The depth of my responses to this week's Friday Five will not match the depth of the questions -- partly because I'm doing this on a break and partly because I'm still on a high from my Wednesday Leelanau Peninsula mini-vacation -- but I'll give it a try nonetheless.
1.Have you experienced God's faithfulness at a difficult time? Tell as much or as little as you like...

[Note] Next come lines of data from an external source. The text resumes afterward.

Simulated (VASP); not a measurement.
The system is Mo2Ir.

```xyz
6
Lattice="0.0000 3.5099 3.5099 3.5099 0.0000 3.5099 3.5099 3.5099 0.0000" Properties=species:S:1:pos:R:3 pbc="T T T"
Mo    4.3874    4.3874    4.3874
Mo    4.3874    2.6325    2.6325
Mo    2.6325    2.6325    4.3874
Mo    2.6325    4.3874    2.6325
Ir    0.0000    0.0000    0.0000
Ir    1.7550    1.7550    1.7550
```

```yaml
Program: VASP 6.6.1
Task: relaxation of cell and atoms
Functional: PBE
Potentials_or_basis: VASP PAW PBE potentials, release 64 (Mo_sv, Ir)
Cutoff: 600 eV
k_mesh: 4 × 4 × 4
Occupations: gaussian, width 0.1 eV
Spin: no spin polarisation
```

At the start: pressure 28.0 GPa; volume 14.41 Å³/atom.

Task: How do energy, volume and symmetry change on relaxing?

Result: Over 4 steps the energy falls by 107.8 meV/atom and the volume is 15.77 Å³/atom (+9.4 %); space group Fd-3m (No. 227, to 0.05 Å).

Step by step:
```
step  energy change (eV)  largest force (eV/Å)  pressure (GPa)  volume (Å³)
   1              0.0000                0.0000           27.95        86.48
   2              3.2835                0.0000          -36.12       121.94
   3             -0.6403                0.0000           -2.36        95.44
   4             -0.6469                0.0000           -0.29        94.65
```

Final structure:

Many years ago I quit a job in a community I enjoyed, with coworkers I enjoyed, in order to take what I thought would be a much better job, with better opportunities for education and advancement, at a regional university. I'd also be somewhat closer to my recently widowed mother. My goal was to take advantage of the school's policy of free tuition for employees and pursue a master's degree. Long story short, by the end of my first week in the new position, I knew that I had made a terrible mistake. Four months later I had an ulcer, was insomniac and was utterly miserable. The day after I passed my probationary period -- with kudos from my boss, and a raise -- I gave my two weeks' notice.
So here I was -- no job; no new job in hand; moved back home with Mom.
But as sad and angry and disappointed as I was, I had an underlying sense that God was with me and was about to steer me into a new direction. And that was indeed what happened. Looking back, I see this episode in my life, as painful as it was at the time, as a learning experience that has helped me subsequently.
2. Have you experienced a dark night of the soul, if so what brought you through?
I experience this with regularity. What gets me through is the Jesus Prayer -- "Lord Jesus Christ, Son of God, have mercy on me, a sinner" -- and fixed prayer. As someone once noted, sometimes one has to go through the motions to get the emotions.
3. Share a Bible verse, song, poem that has brought you comfort.
"Don't be afraid" -- a consistent message in Scripture when humans encounter the Divine. (Not that I don't still feel afraid!)
4. Is "why suffering" a valid question?
I think it's a valid question in that it's understandable that we ask it. But for me I find it more sane and healing to begin with the assumption, as my Buddhist friends do, that life inherently involves suffering...and to move past the "why" into the "What can I do about this suffering?"
5. (I'm paraphrasing because I didn't cut-and-paste very accurately): Your difficult time has passed and you want to celebrate. What do you do?
Simmply cherish my time with my beloved and our four-legged family members. Our family time together is the best place to be.